That said, using the built-in set functions makes it easy to write set-manipulation code. And for small sets they may well be more efficient than the alternatives. If profiling shows you that these functions are a performance bottleneck in your code, you can always replace the lists with sets built on top of hash tables or bit vectors.

To build up a set, you can use the function ADJOIN. ADJOIN takes an item and a list representing a set and returns a list representing the set containing the item and all the items in the original set. To determine whether the item is present, it must scan the list; if the item isn't found, ADJOIN creates a new cons cell holding the item and pointing to the original list and returns it. Otherwise, it returns the original list.

ADJOIN also takes :key and :test keyword arguments, which are used when determining whether the item is present in the original list. Like CONS, ADJOIN has no effect on the original list--if you want to modify a particular list, you need to assign the value returned by ADJOIN to the place where the list came from. The modify macro PUSHNEW does this for you automatically.

You can test whether a given item is in a set with MEMBER and the related functions MEMBER-IF and MEMBER-IF-NOT. These functions are similar to the sequence functions FIND, FIND-IF, and FIND-IF-NOT except they can be used only with lists. And instead of returning the item when it's present, they return the cons cell containing the item--in other words, the sublist starting with the desired item. When the desired item isn't present in the list, all three functions return NIL.

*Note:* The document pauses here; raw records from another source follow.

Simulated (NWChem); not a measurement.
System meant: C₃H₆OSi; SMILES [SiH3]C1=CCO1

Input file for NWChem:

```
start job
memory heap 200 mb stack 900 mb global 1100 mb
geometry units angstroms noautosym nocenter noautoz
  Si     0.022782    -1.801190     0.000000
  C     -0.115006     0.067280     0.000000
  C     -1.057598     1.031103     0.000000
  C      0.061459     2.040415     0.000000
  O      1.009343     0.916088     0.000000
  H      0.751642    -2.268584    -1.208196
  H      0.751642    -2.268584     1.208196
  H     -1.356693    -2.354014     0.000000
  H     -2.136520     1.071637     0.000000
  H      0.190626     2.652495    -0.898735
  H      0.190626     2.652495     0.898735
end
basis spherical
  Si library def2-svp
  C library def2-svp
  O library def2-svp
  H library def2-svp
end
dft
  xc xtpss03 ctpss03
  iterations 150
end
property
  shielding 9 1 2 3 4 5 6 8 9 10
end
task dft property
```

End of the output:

The remaining set-theoretic functions provide bulk operations: INTERSECTION, UNION, SET-DIFFERENCE, and SET-EXCLUSIVE-OR. Each of these functions takes two lists and :key and :test keyword arguments and returns a new list representing the set resulting from performing the appropriate set-theoretic operation on the two lists: INTERSECTION returns a list containing all the elements found in both arguments. UNION returns a list containing one instance of each unique element from the two arguments.³ SET-DIFFERENCE returns a list containing all the elements from the first argument that don't appear in the second argument. And SET-EXCLUSIVE-OR returns a list containing those elements appearing in only one or the other of the two argument lists but not in both. Each of these functions also has a recycling counterpart whose name is the same except with an N prefix.

Finally, the function SUBSETP takes two lists and the usual :key and :test keyword arguments and returns true if the first list is a subset of the second--if every element in the first list is also present in the second list. The order of the elements in the lists doesn't matter.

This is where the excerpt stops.